Islamic State Sympathizers Post Military Families Info to ISIS Kill List


An Islamic State “kill list” with the names, addresses and photos of American military members has triggered a federal investigation, the White House confirmed — and one military spouse told Fox News she’s already heard from someone, who said they were with NCIS, urging her family to be vigilant.

The military spouse, who was willing to discuss details on the condition of anonymity because she says her family fears for their safety, said the information posted by ISIS sympathizers is accurate — and she knows several other families identified on the web by the terror group. The original posting listed information for dozens of American servicemembers and called on ISIS sympathizers to kill them.

“We had a call from an NCIS agent on Saturday who said we were on the ‘ISIS kill list,'” the military spouse told Fox News. “The agent wanted to verify our name and address as accurate. He said the threat should be considered. We need to be vigilant, but there was no guidance on what to do and no meeting in person to do a security assessment of our home.”

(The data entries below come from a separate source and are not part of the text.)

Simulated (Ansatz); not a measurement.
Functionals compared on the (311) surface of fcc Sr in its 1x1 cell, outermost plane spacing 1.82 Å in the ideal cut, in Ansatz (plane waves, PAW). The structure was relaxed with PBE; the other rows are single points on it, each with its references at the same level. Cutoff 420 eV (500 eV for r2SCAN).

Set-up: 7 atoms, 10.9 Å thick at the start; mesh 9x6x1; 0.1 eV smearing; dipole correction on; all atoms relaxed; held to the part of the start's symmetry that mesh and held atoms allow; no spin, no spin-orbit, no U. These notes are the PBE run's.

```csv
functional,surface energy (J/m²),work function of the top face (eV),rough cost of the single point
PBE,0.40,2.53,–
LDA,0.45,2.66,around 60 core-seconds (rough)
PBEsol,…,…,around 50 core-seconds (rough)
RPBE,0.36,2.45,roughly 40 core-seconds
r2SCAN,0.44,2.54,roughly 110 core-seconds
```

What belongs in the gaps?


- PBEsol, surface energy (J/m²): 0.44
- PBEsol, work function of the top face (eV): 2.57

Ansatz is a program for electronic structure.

Based on conversations with other families, the spouse said at least a handful of names are directly connected to the U.S.-led air campaign over Iraq and Syria targeting ISIS. Their husbands are pilots or are connected to the aircraft carriers. They believe the photos were pulled from open source material and media reporting about the campaign and the military.

Troops who were named on a “kill list” posted online over the weekend have been notified by their military units, a Pentagon spokesman said Monday.

A group that sympathizes with the Islamic State and calls itself the Islamic State Hacking Division posted photographs, home addresses, and more personal information on 100 pilots, sailors, commanders, and airmen involved in U.S.-led airstrikes against ISIS in Iraq and Syria, The Week reports. Pentagon spokesman Col. Steven Warren said that some of the people listed are no longer part of the military, and their information did not come from a data breach, but was all publicly available, usually on social media and military websites.

The Islamic State Hacking Division claimed that it hacked military servers to get the names and personal details, and “decided to leak 100 addresses so that our brothers residing in America can deal with you.”